Manayunk is a neighborhood in the northwestern section of the city of Philadelphia, Pennsylvania in the United States. Located on the banks of the Schuylkill River, it contains the first canal begun in the United States (although not the first completed due to budget problems). The area’s name comes from the language of the Lenape Indians (later called the Delaware Indians by Europeans). In 1686-dated papers between William Penn and the Lenape, the Lenape referred to the Schuylkill River as “Manaiung”, their word for “river”, which literally translates as “place to drink”; the word was later altered and adopted as the town’s name.
Although historically an Irish Catholic working class community, in recent years the neighborhood has been substantially gentrified. While there is still a working class population within the neighborhood, the population has shifted to younger upper middle class professionals and families. Additionally, the nightlife in Manayunk draws visitors from all over the Delaware Valley, as well as some international visitors.

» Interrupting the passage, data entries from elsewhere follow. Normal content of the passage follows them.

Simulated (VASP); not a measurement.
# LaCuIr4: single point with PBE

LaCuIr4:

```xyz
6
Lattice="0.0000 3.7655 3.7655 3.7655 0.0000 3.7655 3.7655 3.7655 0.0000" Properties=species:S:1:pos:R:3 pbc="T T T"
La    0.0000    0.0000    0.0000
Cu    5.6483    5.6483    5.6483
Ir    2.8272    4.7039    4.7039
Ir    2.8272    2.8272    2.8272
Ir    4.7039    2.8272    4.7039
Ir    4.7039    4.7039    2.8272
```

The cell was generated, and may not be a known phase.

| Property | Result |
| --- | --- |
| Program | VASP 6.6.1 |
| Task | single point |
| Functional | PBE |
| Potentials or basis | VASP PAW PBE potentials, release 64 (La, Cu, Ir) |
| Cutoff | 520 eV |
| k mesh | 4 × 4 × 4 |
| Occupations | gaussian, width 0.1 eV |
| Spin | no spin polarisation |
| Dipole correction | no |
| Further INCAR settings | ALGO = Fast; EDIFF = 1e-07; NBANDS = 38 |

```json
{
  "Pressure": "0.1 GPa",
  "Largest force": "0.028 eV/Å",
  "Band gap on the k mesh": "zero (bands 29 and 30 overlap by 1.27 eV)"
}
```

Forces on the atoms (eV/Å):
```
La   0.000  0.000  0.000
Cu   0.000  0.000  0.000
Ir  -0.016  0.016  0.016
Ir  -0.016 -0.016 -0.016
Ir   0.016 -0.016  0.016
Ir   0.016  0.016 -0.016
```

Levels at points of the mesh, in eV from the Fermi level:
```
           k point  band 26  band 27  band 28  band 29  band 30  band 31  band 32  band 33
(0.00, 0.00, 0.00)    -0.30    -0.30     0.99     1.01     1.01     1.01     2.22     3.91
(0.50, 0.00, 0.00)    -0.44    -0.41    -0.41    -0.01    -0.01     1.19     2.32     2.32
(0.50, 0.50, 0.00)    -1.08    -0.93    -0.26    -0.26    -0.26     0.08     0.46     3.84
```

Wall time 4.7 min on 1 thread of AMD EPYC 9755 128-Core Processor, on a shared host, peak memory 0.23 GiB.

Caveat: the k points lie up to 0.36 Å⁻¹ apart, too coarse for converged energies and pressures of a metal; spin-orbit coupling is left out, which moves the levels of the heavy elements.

Two U.S. Navy ships were named USS Manayunk. The first was the monitor USS Manayunk (1864) which was constructed in Pittsburgh, Pennsylvania, for use in the American Civil War, but was commissioned too late to serve in that action. She was later pulled out of reserve and renamed USS Ajax (1864), and saw action in the Spanish-American War. The second ship to be named Manayunk was the World War II net laying ship USS Manayunk (AN-81), built in Portland, Oregon, which, like the first USS Manayunk, was built late in the war, but did operate in the Pacific Ocean in the Mariana Islands, primarily in the Saipan-Tinian area, laying and maintaining nets and moorings until the spring of 1946.